That's the developer perspective. As a user, macOS looks interesting due to the underlying UNIX, the consistent user interface and the high quality applications that are available. I've spend 200€ on Final Cut Pro X and it works very well. There'd have to be some really significant issues for me to switch.
Have they fixed the utterly inconsistent way of moving/selecting words/lines since Snow Leopard?
Back then, depending on application I think you'd have to use ctrl-shift, cmd-shift, alt-shift or fn-shift to select words or lines of text depending on which application you used.
And yes, this inconsistency included their own software.
And yes, this is an honest question, I don't know the answer. I left Mac behind around 2012 because of a number of such things that kept wasting my time and my focus, but I enjoyed other parts of the experience and would be happy to pay (or get someone else to pay) for a premium non-Windows experience.
- cmd-left/right/up/down jumps to the edges of the document (unless the app overrides this).
- fn- and ctrl- are not typically used when editing text. In particular, the fn key is specifically used to invoke keys that are only available the extended keyboards, like home, page up, and forward delete. (Extended keyboards don't have the fn key.) I think there was a point where ctrl- did the same thing same thing as opt- or cmd-, probably as a convenience to users coming from other platforms.
Every single modern app has honored this in native text widgets since the first Mac OS X, I believe.

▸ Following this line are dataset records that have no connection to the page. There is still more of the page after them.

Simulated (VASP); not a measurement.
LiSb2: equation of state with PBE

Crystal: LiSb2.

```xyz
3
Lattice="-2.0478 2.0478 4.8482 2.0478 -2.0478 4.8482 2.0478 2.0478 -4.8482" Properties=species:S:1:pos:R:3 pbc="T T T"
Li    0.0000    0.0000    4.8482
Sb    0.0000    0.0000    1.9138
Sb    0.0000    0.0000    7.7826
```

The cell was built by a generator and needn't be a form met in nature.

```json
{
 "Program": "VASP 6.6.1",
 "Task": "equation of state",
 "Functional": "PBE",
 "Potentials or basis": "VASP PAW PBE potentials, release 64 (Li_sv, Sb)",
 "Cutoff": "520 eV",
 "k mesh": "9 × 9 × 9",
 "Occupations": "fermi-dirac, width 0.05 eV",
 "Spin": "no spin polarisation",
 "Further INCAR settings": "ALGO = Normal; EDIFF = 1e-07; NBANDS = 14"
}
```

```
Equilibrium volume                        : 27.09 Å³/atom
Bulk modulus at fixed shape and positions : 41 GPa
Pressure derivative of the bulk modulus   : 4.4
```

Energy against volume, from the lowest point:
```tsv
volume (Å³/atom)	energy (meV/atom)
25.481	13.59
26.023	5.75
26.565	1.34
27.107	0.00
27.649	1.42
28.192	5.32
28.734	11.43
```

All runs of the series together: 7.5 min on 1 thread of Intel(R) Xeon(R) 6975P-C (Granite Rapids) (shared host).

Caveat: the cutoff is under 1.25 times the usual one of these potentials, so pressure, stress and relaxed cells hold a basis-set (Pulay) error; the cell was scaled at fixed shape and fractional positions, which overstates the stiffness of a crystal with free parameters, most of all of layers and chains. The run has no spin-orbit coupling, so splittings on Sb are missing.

If you remember it being inconsistent, it's possible that you were using apps that use non-Cocoa UI like GTK/Qt/X11 (and possibly Carbon too). It might have been an app from Microsoft or Adobe, who seem to use their own UI toolkits. Or you could have been using a terminal app or developer tool with custom keybindings that didn't conform to these conventions. (VSCode, Atom, and Sublime Text's default keybindings do conform to this, and in Terminal and iTerm, there is a setting you can turn on to make the opt- modifer also conform.)
It is 8 years ago, so it is hard to remember exactly, but I found something on my old blog:
> Appendix: The hopeless keyboard addicts guide to the Mac keyboard:
> I was about to make a table here, detailing how to get at least home/end and pageup/down in the most used programs. But then some programs even differ inside of the program (like, "home" and "end" are mapped to different key combos depending on if you are located in the address bar of you browser or in a text area. This is especially funny when you've almost finished some writing on a blog, a company intranet etc, you want to select one line of text to move it around, and you forget that the key combo that means mark to start of line in one application means go to previous page in the browser. This particular one has hit me twice.)
> Here are a few hints anyway:
> - ctrl+a go to start of line. Works in almost every program, including terminal, but doesn't work together with shift.
> - ctrl+e go to end of line. Works in almost every program, including terminal, but doesn't work together with shift.
> - cmd + arrows/fn + arrows - may or may not works for either home/end. Depends on mood of programmer, moon phase when program was written or some other, unknown parameter. If one doesn't work, try another, they rarely do anything really wrong except triggering the web browser back action.
I'll admit that I haven't written anything about selecting words, and I don't trust my memory to be perfect, but I am also not sure I misremember that part. If it was only home/end I think I could have dealt with it by using shift-up/down.
PS: I develop but not on macOS and not for iOS.